BBB Warns Home Party Consultants About Purchasing Scam

By Emma Koch - 21Alive

BBB Warns Home Party Consultants About Purchasing Scam

September 12, 2013 Updated Sep 12, 2013 at 3:04 PM EDT

EASTERN MICHIGAN (21Alive) -- The BBB in eastern Michigan is warning “home party” consultants from popular companies such as Thirty-One Gifts, Avon, Lia Sophia, and others about a recent scam targeting unsuspecting sales representatives. This scam is a new twist on the “fake check” scams the BBB has investigated in the past.

Here is the Eastern Michigan BBB report:

According to complainants, consultants are contacted by an individual via email asking to purchase products and the parties engage in an email back and forth about the products and purchasing procedures. Sometimes it is a straight request for products and other times, they indicate their own sales representative is not available.

An example email that a Thirty-One consultant received from two different senders is below. Consultants should note the punctuation errors and awkward grammar which is a typical red flag in scam emails:

“I want to order some 31 gifts products with your assistance,I found your Contact email address from the thirtyonegifts website .I was made to understand that I could order some of these products through a consultant without using a credit card.Let me know other forms of payment aside credit card so that I can send you my list.

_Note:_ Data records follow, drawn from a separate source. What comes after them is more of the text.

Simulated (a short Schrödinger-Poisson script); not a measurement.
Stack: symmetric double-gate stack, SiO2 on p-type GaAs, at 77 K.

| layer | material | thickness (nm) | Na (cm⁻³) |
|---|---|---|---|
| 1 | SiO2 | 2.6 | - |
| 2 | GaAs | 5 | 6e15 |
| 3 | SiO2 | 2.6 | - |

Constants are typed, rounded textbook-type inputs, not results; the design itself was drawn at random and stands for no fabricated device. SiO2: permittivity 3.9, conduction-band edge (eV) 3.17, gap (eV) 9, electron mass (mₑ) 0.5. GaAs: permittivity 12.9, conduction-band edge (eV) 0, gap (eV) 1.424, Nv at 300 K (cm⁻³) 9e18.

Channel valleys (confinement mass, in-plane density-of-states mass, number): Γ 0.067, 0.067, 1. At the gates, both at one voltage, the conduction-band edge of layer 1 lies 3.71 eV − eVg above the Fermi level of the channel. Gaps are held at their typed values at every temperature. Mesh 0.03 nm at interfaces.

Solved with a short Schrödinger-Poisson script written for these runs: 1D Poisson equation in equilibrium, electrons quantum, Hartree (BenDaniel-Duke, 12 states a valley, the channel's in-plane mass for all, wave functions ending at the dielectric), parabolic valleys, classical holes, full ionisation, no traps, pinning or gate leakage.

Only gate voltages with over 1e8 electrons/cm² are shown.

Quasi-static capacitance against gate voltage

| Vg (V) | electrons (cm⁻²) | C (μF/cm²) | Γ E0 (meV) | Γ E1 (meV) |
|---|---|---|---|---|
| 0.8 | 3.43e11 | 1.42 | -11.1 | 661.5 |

The process of ordering progresses in a typical fashion, until the “consumer” sends an email about an urgent situation involving them having to “overpay” the consultant by check and asking the consultant to cash the check, keep the amount for the merchandise and then wire the remainder of the amount back to the “consumer.” As with many other fake check scams, the check looks very authentic and the sender mentions some sort of hardship or urgent situation that necessitates the one receiving the check to send money back, almost always via a wire service.

An example of one urgent situation:

“…there is a little bit of problem or mixed up.I am currently attending a Christian Conference right now and I instructed one of my Clients to facilitate the payment to your address. The Problem is that I just read a mail from my Debtor's new secretary that she sent out the whole amount she owed me to you instead of her to send you the exact amount of the items I ordered from you… Please consider this a favor that I want you to do for me right now because I sensed you have integrity to maintain. Please once you receive the check, deduct the amount for the items and help me send the remaining balance to my daughter's event planner. She would need it for her wedding logistics and preparations…Once you receives the check, have it deposited in your account so that funds can be made available within 24hrs -48hrs to get my items ordered and help my Daughter wire $1,450 to her event planner by western union.”

In this instance, when the consultant did not immediately cash the check and wire the money back, the “purchaser” begins to put more pressure on the consultant to cash the check, stating increased urgency. Unfortunately if the consultant takes the bait, cashes the check, sends the product and wires the money, they will find out in several days that the check was counterfeit and they have lost the money they wired as well as the cost of the merchandise they sent.

Until a financial institution can confirm the funds have been “finally collected”, the consultant is responsible for any funds they may withdraw against that check deposit. The amount of time it can take for the bank to finally collect the money can vary, particularly with out-of-state or out-of-country checks.

“Our independent sales consultants have been approached by these email scammers before,” said Sara West, senior manager of public relations at Thirty-One Gifts. “As part of their sales support and training, we have provided instructions to them that match the information provided by the Better Business Bureau. We suggest they do not attempt to cash the check or fulfill any product orders, and notify the FBI or Internet Crime Complaint Center.”

BBB Tips for home sales consultants accepting checks as payment:

·Be leery of checks received from unknown individuals and those contacting the consultant independently of a scheduled party.

·Do not accept a check for more than the merchandise costs.

·Never agree to cash a check and return money to an unknown purchaser regardless of the hardship they are reportedly experiencing.

·Do not wire money to anyone you do not know. Wired money is extremely difficult to trace and you will not be able to recover these funds.

·Independently verify that any check is drawn from an actual account at a legitimate financial institution. Do not rely on the telephone number listed on the check. Use directory assistance to get the telephone number of the financial institution and call them to verify the check.

·Once you deposit a check, do not rely on the money until the funds have been finally collected by your financial institution. “Funds available” is not good enough.

·If you have any questions about whether a transaction is legitimate, or if funds have been finally collected, talk to your bank or credit union.

·Those who have been victimized by a phony check drawn on a federally insured financial institution should phone the Federal Deposit Insurance Corporation at 877-275-3342. If the check is drawn on a foreign bank, contact the United States Secret Service at 202-406-5572 or go to www.secretservice.gov or contact the Internet Crime Complaint Center at their website, www.IC3.gov.